I attempted to use Azure's offering at first (as I already use Azure to host my backups, DNS, website etc.) and the terraform for this attempt can be found here. The service did boot up, but I ran into a number of issues with web sockets and what I believe to be CPU resource constraints on the host which meant that even this simple app took ages to load. Of the other cloud providers, GCP looked the best to me, especially because of the mention in their docs of a free external IP. So I believe I can host everything I need to in GCP, absolutely free.

Terraform

As with my other cloud usage, everything is controlled by Terraform, making reproducing the build simple. I won't detail the steps for getting setup with GCP and Terraform cloud, as that is detailed elsewhere (e.g. here).

Once we have setup the authorisation and provider in Terraform, we need to define our compute instance. I decided to name the VM instance "pluto" due to its tiny size:

resource "google_compute_instance" "pluto" {
	name = "pluto"
	machine_type = "e2-micro"
	can_ip_forward = "true"
	allow_stopping_for_update = "true"

	boot_disk {
		initialize_params {
			type = "pd-standard"
			image = data.google_compute_image.cos.self_link
		}
	}

	# This allows for an external IP address
	network_interface {
		network = "default"
		access_config {
		}
	}

	scheduling {
		automatic_restart = true
	}
}

# https://cloud.google.com/compute/docs/images/os-details
data "google_compute_image" "cos" {
	project = "cos-cloud"
	family = "cos-97-lts"
}

I've elected to use GCP's Container-Optimized OS (COS) which (amongst other things) comes with docker already installed.

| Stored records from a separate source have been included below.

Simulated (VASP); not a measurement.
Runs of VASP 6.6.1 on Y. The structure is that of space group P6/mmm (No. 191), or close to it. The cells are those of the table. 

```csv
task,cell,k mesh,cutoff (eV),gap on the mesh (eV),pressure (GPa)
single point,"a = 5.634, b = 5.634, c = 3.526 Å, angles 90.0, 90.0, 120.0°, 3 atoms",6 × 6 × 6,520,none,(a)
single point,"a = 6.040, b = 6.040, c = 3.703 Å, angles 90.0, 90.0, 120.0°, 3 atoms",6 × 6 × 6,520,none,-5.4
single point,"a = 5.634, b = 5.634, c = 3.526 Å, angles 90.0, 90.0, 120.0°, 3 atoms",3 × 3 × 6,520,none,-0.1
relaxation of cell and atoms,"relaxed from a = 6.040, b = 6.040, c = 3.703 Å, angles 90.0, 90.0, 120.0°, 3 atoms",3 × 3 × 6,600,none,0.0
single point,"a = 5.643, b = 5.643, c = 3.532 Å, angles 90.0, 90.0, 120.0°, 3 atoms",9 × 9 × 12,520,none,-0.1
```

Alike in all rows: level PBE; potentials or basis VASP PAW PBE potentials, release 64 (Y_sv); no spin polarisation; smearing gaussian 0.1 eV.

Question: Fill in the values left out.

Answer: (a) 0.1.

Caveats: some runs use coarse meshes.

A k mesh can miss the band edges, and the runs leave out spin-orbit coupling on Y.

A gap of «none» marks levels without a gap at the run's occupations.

As the boot disk only takes up 10GB, and GCP offers 30GB per month for free, I also create a 20GB attached disk to store the Docker volumes:

resource "google_compute_instance" "pluto" {
	...
	lifecycle {
		ignore_changes = [attached_disk]
	}
}

resource "google_compute_disk" "default" {
	name = "disk-app-server"
	type = "pd-standard"
	zone = "${var.gcp_region}-b"
	size = 20
}

resource "google_compute_attached_disk" "default" {
	disk = google_compute_disk.default.id
	instance = google_compute_instance.pluto.id
}

Finally, there need to be some firewall settings to allow HTTP(S) traffic through to the instance:

resource "google_compute_instance" "pluto" {
	...
	tags = ["ssh", "http-server", "https-server"]
	...
}

resource "google_compute_firewall" "http-server" {
	name = "default-allow-http"
	network = "default"
	allow {
		protocol = "tcp"
		ports = ["80"]
	}
	source_ranges = ["0.0.0.0/0"]
	target_tags = ["http-server"]
}

resource "google_compute_firewall" "https-server" {
	name = "default-allow-https"
	network = "default"
	allow {
		protocol = "tcp"
		ports = ["443"]
	}
	source_ranges = ["0.0.0.0/0"]
	target_tags = ["https-server"]
}

This Terraform gets us our very own (free!) e2-micro instance with attached disk. But we don't yet have any apps running on it.

Docker (compose)

I was going to go down the route of using cloud-init to get the e2-micro up and running with my docker containers, but it turns out someone has already wrapped up all of that into a handy Terraform module called container-server. It also handily includes Traefik with Let's Encrypt certificate generation. Everything I need!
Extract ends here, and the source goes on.